A Penny For the Guy

Happy Halloween, everyone. Over here, the holiday isn’t widely celebrated; instead everyone gears up for Guy Fawkes by buying lots of firecrackers and setting them off all through the night, despite the fact that the November 5th is still nearly a week away. Interestingly, the fireworks here don’t seem to be the sparkly American kind that scree a bit before popping. They seem to be the trench-warfare, bigass kaboom kind that make you leap off the couch in terror and then shout things like “damn kids!” out of the window, because you looked pretty stupid jumping up all scared like that, and now your wife is snickering at you.

But it seems the day is growing in popularity. So says the New York Times in an hilarious piece that contains these gems:

Mr. O’Donnell said that when he was a boy in Scotland, he and his friends regularly went door to door, playing out an old Celtic tradition…The children did not receive candy then — just apples and, maybe, peanuts, he said. Since there were no pumpkins, they carved turnips.

Fifty-eight percent of homeowners in a recent survey by the Norwich Union insurance company said they had hidden in the back of their houses and turned off all the lights on Halloween, pretending that no one was home. A similar question came up last weekend, in a Halloween discussion group on Mumsnet… “I’ve thought about removing the cover from my doorbell so they electrocute themselves,” one participant wrote…
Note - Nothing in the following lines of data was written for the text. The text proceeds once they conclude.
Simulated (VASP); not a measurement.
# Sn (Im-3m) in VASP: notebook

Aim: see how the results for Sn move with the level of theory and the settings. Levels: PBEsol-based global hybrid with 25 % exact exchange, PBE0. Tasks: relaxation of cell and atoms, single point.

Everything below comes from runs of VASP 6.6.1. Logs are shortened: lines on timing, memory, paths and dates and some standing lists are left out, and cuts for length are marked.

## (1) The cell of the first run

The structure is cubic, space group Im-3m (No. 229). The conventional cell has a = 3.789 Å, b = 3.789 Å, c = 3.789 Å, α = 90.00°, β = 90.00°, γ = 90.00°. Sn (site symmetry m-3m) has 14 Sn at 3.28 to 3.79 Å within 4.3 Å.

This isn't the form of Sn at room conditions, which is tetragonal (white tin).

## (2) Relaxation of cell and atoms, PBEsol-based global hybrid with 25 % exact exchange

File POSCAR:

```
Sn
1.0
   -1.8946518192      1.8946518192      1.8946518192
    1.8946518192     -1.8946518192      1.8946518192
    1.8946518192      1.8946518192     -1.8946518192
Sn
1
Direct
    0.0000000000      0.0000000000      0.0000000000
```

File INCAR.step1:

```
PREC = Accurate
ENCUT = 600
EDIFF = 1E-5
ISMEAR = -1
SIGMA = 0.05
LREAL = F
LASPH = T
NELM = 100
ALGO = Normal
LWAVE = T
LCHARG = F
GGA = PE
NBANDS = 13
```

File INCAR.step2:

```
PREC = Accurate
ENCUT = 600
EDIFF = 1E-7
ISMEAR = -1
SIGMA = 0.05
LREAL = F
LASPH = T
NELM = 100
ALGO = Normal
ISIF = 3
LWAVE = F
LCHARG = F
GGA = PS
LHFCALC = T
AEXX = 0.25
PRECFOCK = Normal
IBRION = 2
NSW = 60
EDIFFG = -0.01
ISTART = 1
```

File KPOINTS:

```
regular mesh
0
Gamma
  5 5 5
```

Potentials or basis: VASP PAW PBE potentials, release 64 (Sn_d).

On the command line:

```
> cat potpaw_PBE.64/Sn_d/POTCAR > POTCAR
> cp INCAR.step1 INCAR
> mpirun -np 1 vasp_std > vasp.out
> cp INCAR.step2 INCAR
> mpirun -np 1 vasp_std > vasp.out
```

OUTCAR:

Americans living in Britain are annoyed at Britons’ failure to grasp correct Halloween protocol, including the custom of raising money for Unicef. Many English children also persist in saying “Happy Halloween” instead of “trick or treat.” Andrew Arends, an American businessman who lives in London, was horrified over the weekend when, as he ate lunch at a restaurant, two children in costume walked in, whipped out little boxes, and began trick-or-treating for money for themselves. This could have been a throwback to the old Guy Fawkes-related tradition in which children sat by the side of the road, demanding “a penny for the Guy,” but it did not seem that way. The children were wearing Halloween outfits. The weird thing, Mr. Arends said, was that the British patrons meekly handed over the cash. “You would never see American children hustling for money on the 29th of October,” he said.

Damn straight.

Comments

  1. heather says:

    Some of my terrible middle school friends would buy those kinds of fireworks. They were called M-80′s or something military sounding like that and were basicially just tiny sticks of dynamite. I still remember the time one kid threw a bunch in the street and one rolled underneath a car, and for ten horrifying seconds we all thought we were going to die in a giant fireball. But I lived to tell the tale.